Hetero Poly under patriarchy. Not so viable. Especially when so many men see us as things not full people.
In polyamory, women may have to work double time at their care labor to become more desirable than other women lovers. Perhaps they must be more sexually willful and open, more caring and sweet, sometimes more youthful and simultaneously mature, they must overall have a better performance in reproducing the man in the center in order to continue to earn their part of the attention or by worth the investment, since there is hedging and other investments placed against them.
Moreover, the struggle to get even basic emotional and sexual needs met from men is already an uphill battle for many women. Being “needy” is a sexist stereotype of women, and since there does not exist an actual social impetus for men to meet women’s needs, polyamory can make it all the more difficult for women demand that their needs be met. Rather than do the work to fulfill one woman’s needs in exchange for getting his needs met, a polyamorous man may simply drift to another lover.
And when needs aren’t being met, the excuse is that the polyamorous man is too emotionally or sexually dispersed, he is already not used to doing care labor, and suddenly he has to do his normal minimal amount of labor but now to maintain a few different relationships.
This can mean that not only are we working double-time in one relationship to compete with other women, but if we have multiple partners in poly relationships we must do this with other men too. Our care labor doubles, then quadruples. One could say that reciprocally this is the same for men. Yet men do not do care labor typically, they receive it.
Perceiving other women as a threat is not actually about jealousy or self-esteem. It is the consequence of historical and material processes, or the significance and value of our care labor. As commodities, women are poised to compete with each other. The further commodifying a relationship, the more this happens.
This resonated with me. The bit I quoted isn’t universal to poly relationships but it’s way more prevalent than I hoped for and way more prevalent than it should be. The times I feel most insecure are when my needs aren’t being met, in any context, and I’ve had past partners actively exploit that, poly or no.

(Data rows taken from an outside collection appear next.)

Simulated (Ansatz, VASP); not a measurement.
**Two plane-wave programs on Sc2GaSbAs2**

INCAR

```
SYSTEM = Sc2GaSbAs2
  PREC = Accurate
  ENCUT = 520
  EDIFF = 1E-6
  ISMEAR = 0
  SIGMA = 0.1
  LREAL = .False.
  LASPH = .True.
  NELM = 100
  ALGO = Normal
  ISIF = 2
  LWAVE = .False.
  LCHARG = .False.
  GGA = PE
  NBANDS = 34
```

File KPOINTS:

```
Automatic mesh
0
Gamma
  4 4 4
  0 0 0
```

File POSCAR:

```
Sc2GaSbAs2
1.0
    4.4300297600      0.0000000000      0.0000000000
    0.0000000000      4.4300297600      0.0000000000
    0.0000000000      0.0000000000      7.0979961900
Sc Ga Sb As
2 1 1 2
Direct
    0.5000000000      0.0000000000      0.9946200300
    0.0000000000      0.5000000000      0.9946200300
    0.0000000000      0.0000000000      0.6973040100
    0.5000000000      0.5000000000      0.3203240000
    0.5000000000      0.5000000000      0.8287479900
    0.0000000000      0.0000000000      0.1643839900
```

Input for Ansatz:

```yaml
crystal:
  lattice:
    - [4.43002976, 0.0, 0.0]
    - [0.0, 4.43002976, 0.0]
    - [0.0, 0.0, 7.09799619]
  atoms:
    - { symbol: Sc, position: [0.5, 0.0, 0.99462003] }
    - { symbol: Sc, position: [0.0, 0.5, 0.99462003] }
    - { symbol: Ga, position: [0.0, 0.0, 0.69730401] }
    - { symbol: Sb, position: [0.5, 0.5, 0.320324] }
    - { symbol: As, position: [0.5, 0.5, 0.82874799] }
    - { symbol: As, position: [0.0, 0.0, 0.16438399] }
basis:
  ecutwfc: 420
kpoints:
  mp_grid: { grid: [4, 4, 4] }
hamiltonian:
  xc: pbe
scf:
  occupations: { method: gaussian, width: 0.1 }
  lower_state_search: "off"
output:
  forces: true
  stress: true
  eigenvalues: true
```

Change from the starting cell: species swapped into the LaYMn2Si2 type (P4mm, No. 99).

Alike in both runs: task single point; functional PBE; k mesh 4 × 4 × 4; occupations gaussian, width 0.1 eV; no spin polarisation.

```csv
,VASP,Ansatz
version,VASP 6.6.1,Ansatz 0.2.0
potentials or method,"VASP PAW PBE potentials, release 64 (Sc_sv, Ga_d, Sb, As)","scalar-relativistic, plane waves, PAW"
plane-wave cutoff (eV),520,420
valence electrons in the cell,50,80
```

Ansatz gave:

And like, I’m poly, I love my boyfriends and they love me, I hope to meet more people who become important to me and bolster and support me and are willing and good at putting in the same kind of emotional labor for me that I put in for them in our relationship with each other.
But a lot of people I’ve met “in the scene” (bleurgh) are just as threatening, just as draining as people who aren’t poly. Being poly doesn’t absolve you of the framework in which we move and live; but people think it does, sometimes, and that leads to complacency and the tendency to not want to work to meet your partners’ needs.